What I want to do :
- compare missing ID from MySQL and BigQuery
- get all data from MySQL where id in missing ID
table = 'orders'
def get_missing_ids():
aws_id = get_aws_id(table)
bq_id = get_bq_id(table)
missing_id = [np.setdiff1d(aws_id,bq_id)]

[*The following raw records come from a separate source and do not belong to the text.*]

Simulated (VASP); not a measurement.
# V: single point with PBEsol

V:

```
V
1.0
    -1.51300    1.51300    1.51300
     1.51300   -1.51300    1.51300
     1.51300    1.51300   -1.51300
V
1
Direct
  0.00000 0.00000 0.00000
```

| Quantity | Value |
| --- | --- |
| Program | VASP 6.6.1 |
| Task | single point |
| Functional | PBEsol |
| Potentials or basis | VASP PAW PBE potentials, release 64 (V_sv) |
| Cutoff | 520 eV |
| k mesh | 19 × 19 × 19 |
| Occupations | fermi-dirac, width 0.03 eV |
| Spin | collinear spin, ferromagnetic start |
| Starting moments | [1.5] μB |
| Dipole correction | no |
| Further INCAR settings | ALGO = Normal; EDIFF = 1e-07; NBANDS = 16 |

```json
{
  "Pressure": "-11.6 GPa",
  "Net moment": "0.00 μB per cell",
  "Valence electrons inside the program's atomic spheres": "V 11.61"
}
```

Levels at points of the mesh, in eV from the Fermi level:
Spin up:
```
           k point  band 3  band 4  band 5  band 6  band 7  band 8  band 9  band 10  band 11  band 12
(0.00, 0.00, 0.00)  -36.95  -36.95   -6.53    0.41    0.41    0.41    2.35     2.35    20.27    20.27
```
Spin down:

missing_ids = ', '.join(map(str,missing_id))
return missing_ids
missing_ids = get_missing_ids()
get_missing_data = MysqlToGCS(
task_id = 'get_orders_from_aws',
sql = """select *
from orders
where id in ({{params.missing_ids}})""",
params = {'missing_ids':missing_ids},
bucket = 'airflow_bucket',
filename = 'data/orders/db-orders{{ds}}{}',
mysql_conn_id = 'aws_readreplica',
approx_max_file_size_bytes = 100000000,
google_cloud_storage_conn_id = 'google_cloud_storage_default',
dag=dag)
def print_done():
print("done boiiiii")
time.sleep(60)
task = PythonOperator(
task_id='done',
python_callable=print_done,
dag=dag)
task.set_upstream(get_missing_data)
I read about Xcom, but I don't understand how to implement it here.